Why do men find that so hard?
Pride - Women really understand the degree of pride that men carry around the bedroom and they have to be very careful with it because it’s so fragile. Men (and women) can easily become offended. If you want to cut a man down to size then ridicule his penis or his bedroom performance, he will be a driveling puddle of goop in seconds. There are ways you can dissolve this by loving him, giving him kind gentle feedback often, the more loved he feels the less pride he will feel he needs to hold on to.

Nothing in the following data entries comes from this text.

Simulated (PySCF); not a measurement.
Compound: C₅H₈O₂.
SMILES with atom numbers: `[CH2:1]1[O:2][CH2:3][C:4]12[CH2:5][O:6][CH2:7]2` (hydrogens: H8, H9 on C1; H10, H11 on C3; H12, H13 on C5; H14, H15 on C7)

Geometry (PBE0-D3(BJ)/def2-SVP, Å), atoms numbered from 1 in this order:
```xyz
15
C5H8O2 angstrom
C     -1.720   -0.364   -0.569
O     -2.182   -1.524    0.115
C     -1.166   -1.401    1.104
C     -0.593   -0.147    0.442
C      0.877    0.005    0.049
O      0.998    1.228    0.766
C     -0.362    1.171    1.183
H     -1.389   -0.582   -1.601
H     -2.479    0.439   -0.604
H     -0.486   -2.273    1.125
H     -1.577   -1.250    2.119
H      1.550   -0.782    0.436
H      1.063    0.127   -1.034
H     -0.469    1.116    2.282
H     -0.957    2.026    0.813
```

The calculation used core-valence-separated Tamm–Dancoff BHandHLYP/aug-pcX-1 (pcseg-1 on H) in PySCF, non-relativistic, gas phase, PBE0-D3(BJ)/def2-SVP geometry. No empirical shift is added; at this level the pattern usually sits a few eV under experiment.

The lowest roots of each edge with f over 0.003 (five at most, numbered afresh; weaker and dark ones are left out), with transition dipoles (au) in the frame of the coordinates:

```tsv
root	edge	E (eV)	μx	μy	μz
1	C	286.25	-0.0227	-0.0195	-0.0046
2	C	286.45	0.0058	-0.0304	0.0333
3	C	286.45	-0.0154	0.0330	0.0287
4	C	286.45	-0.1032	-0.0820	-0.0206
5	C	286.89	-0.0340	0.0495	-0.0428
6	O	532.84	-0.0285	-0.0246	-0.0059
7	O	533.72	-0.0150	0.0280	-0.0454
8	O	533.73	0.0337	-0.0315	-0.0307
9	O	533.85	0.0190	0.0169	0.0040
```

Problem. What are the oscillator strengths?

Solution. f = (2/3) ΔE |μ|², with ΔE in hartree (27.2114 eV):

Power - We live in a world where most of us have never had access to the kind of love we needed as children and that’s left some deep wounds. When wounded we feel vulnerable (not in a good way) and grabbing a hold of some power over someone or something makes us feel better, sex gives a huge opportunity for that. It’s just like pain relief when we have a headache, we'll do anything to get a hold of it. However, it comes at a big cost - not being able to care about our partners whilst we are on a power trip is one of them.
Their own pleasure - Sheesh so after spending most of the week totally in their heads and thinking through every conceivable problem they can have, men can feel incredibly lonely which they never talk about. Their need to relieve that loneliness by reaching for pleasure in the form of sex is an escape route for them, when they feel pleasure they can again, temporarily, feel good about themselves, they can overlook their shortcomings and screw ups, for a minute at least they can feel – enough. Which is how men really want to feel, all the time.
Men, what can we do better?
Porn - give it up, it is not conducive to building a true picture of how sex or happiness really looks, it can keep you stuck it a totally self-created world and only push you further away from the kind of healthy happy experiences that are critical for you and your partner. N.B. Wives and girlfriends if he is using porn, he is merely using a form of pain relief, it can be treated and doesn't mean you aren't enough for him, but it will need to be addressed if he is.
Communicate with your partner OUTSIDE of the bedroom – if you truly want to feel less alone then TALK to your partner. Rubbing up behind her whilst she is doing the dishes, simply will not work. Build a relationship with her. That’s what you really want, even it’s tempting to believe it’s all about sex, it isn’t. Be willing to take things slow if that’s what she wants. You’ve a lifetime to keep learning about each other. Ask her what she likes, and later, when the time is right let her show you. Love her outside of the bedroom and you will have more experiences in the bedroom.
Be open to feedback – it can be hard to hear that we aren’t perfect in any aspect of our lives. Our sexual performance is probably the most difficult to hear feedback about. Why? Because we attach so much of our worth to it. When you trust that you are a worthwhile human being regardless of your performance in or outside of the bedroom it will be MUCH easier for you to hear the kind of feedback that will enable you to better love your partner. You’ll both be happier for it and feel closer together.